Mark Levine

April 2021

Mark Levine is an expert in energy efficiency policy and development of long-term energy scenarios with a focus on China. He served as director of the Environmental Division at Lawrence Berkeley National Laboratory from 1996-2006. Dr. Levine graduated summa cum laude from Princeton University, earned a PhD from UC Berkeley, and has been the recipient of a Fulbright scholarship, a Woodrow Wilson Fellowship, the prestigious Obayashi Prize and four other major national and international awards as well as the LBNL Lifetime Achievement Award.


You've been analyzing Chinese energy efficiency achievements and policies for more than 30 years. What inspired you to focus on China?

I'm going to give you a slightly long answer to that. I got to Lawrence Berkeley National Laboratory in 1979, and immediately got involved in a project to build energy performance standards for the U.S. government. It was policy research, but with an impact. I like doing analysis work that leads to policy. It's sort of my schtick. Shortly after that, I started up a program at LBNL on appliance energy efficiency standards. We did a techno-economic analysis to establish a cost-effective standard level. Among the areas we looked at were environmental impacts.

For many years, energy work in this country and the world focused on supply. Our group was fairly unique because we said, "look, you don't need to worry about supply if energy efficiency reduces demand enough." Then Ronald Reagan got elected as President.  At that point we knew our work would no longer have any impact – at least in the United States.  

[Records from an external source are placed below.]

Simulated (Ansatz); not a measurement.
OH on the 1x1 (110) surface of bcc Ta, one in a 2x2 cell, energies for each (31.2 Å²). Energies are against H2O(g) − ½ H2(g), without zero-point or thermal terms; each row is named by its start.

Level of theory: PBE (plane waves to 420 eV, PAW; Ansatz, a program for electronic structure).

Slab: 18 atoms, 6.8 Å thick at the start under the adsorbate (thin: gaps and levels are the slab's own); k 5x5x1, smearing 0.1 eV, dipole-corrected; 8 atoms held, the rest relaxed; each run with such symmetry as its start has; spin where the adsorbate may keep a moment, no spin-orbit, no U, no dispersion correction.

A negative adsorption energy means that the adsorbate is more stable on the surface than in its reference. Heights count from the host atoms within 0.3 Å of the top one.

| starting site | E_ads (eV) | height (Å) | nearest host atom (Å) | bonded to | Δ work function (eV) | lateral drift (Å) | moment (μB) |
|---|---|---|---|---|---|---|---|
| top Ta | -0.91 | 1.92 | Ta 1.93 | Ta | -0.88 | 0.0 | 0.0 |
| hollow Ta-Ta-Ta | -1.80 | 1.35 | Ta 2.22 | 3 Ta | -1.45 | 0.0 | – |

I then had an opportunity to create a project that did research on commercial building energy standards in Southeast Asia, initially Singapore, and then in other interested countries in the region. I provided enough information for them to decide if they wanted to participate, and five countries did. An objective analysis says standards are good for everybody except energy supply companies. They’re cost effective and they reduce energy use and pollution. But Reagan was president and the guys at USAID, which funded the effort with Berkeley Lab, were under great pressure to stop it, because it was based on regulation, a "bad thing.” The ethos at the time was “we produce our way to greatness, we don’t conserve our way to greatness.” That sort of bunk.

Is that outreach to Southeast Asia what initially drew you to China?

I was invited to a conference in China in ’87, the first international conference dealing with energy demand. One of the presentations that knocked me off my chair involved data showing that after 1980 energy grew significantly far less rapidly than the economy. And I'm sitting there saying, you know if that's true that’s amazing. At the time, there was widespread belief among analysts that developing countries need more energy per unit GDP in order to develop. And only after you become developed does energy become less essential. And here were the Chinese showing that, in fact, the opposite was true; that you could grow the GDP with much less energy, or at least that's what the data that were presented at the conference showed. Back in 1980, Chinese President Deng Xiaoping had declared that energy would grow only half as fast as its GDP. A pretty audacious goal. Then here’s this data seven years later that showed that China was over-achieving that goal!

At the end of the workshop, I was approached by the organizers on the Chinese side who asked if the LBL would be interested in collaborating with China on energy issues. Long story short, we were. And that was the beginning of it.

Did you have a hypothesis going in about how Chinese energy efficiencies would progress over the next couple of decades or were you mostly just intrigued?

At the beginning, I was intrigued. I had no way of really evaluating what they could do. I had the impression that the people I was working with were serious and had support from above, but that was about it. In truth, their thinking was very advanced. They had a huge and growing population, and their energy was in short supply. The conventional solution would be to build more power, right? But they came at it from an entirely different angle. Their view was that they didn’t have an energy crisis; it was that they had an energy policy crisis. If they used energy properly (that is, efficiently), they wouldn’t have shortages. I was quite struck by that.

Their second argument was that energy is the most capital intensive of all activities and cuts across all industries, which meant that if they were pouring all their capital into energy, it wasn't going elsewhere where there were also huge needs for capital.

And they recognized that energy extraction, conversion, transport and use constituted the largest contribution to pollution, by far. Maybe 80% or more of total pollution.

Lastly, they saw huge opportunities for energy efficiency. And that's where it overlapped with Berkeley Lab because they saw us as a technology leader and they wanted to understand how we did energy efficiently.

Last year, President Xi Jinping declared that China will aim to have CO2 emissions peak before 2030 and achieve carbon neutrality before 2060. That seemed to shock everyone.

Absolutely. Including me! I would say there were probably three or four people in China who knew he was going to say that. Is it attainable? Maybe. It’s certainly very ambitious. We at LBNL are presently conducting detailed analyses to establish pathways to that goal and assess their feasibility.

Looking globally now, what do you think are the most exciting emerging technologies and why?

Well, renewable and wind have really emerged, and they're going to continue to get better; they’re already quite cost effective in many locations around the world. For them to take over the electricity supply system they need storage, and battery storage is the most likely means to do that. So, we have to have good batteries that are lower in cost and have larger storage. Continuing to improve batteries would be my highest priority in R&D. It’s necessary for electric vehicles. I think auto companies are betting that batteries are going to get better and I agree with them. Two other major needs: technologies for industrial energy use reliant on electricity and ways of capturing and storing carbon dioxide emissions.